Matthew Lynn
The eurozone crisis is back
Stock markets are crashing. Bond yields are soaring. And the cryptos are evaporating. There is so much going on in the financial markets right now it would be hard to miss the most significant event. The eurozone crisis, which almost broke apart the single currency back in 2011 and 2012, is back. And this time around, there is no very obvious way of fixing it.
With inflation soaring across the world, the era of plentiful printed money coming to an end and interest rates starting to rise, every kind of financial market is in turmoil. Investors are adjusting to a new set of circumstances, and doing so very quickly. So far, only a few traders who spend their days glued to Bloomberg terminals have paid very much attention. But, within the chaos, yields on peripheral sovereign debt, the trigger for the single currency’s meltdown a decade ago, are rising steeply again.

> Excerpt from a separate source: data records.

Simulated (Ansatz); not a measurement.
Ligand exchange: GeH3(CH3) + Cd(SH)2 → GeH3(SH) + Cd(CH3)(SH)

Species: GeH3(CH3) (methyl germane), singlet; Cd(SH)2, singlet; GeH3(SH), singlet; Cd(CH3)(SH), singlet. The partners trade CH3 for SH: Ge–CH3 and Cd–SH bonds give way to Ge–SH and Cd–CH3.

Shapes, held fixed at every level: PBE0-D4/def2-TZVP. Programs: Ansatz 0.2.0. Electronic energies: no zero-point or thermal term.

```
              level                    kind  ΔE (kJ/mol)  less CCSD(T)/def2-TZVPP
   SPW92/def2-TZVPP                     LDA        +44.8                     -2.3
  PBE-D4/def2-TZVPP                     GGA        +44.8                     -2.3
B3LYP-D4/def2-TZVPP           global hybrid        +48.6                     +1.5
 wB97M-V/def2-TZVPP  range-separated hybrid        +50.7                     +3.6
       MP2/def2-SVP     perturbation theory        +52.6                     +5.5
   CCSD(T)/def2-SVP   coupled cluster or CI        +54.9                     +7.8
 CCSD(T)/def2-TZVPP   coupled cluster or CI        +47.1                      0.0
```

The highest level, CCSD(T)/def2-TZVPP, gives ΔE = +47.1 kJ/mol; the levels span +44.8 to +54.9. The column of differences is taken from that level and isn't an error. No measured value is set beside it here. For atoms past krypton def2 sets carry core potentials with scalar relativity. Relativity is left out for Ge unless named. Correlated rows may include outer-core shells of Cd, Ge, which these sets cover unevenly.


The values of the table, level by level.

At the start of this year, the yield on a ten year Italian bond was just 1.25 per cent. Now it stands at 4.04 per cent and is going up every day. Just last week it was only at 3.3 per cent, a dramatic increase by the standards of the bond market. The yield has already climbed to its highest level in years and is accelerating towards the 6.7 per cent it reached at the height of the last crisis when there were widespread fears Italy would default. Likewise, the yield on a ten year Greek debt has doubled over the past few weeks, punching through 4.4 per cent, and getting dangerously close to the levels that came close to forcing the country out of the currency zone.
The trouble is, rising interest rates make all that debt a lot more expensive to service. And these, let's remember, are some of the most heavily indebted countries in the world, and they owe a lot more than the last time around. Italy’s debt to GDP ratio has risen to an alarming 148 per cent of GDP, and Greece’s to 186 per cent.
It is exactly the same challenge as a decade ago, except this time on roller skates. And, perhaps most worrying of all, the European Central Bank (ECB) has no real way of fixing it. At the height of the last crisis, its then president Mario Draghi, who now happens to be Prime Minister of Italy, pushed all the treaties to one side and started printing money. That meant he could buy all the bonds the peripheral countries issued and bring the markets to heel. But this time? It is not so simple. The ECB can’t print money without stoking inflation. But if it doesn’t print extra euros, it may have to admit that Italy and Greece, and perhaps France as well, come to think of it, are bust. In reality, the euro remains as dysfunctional a monetary system as ever - and inflation, a first for the currency, is about to test it to the limit.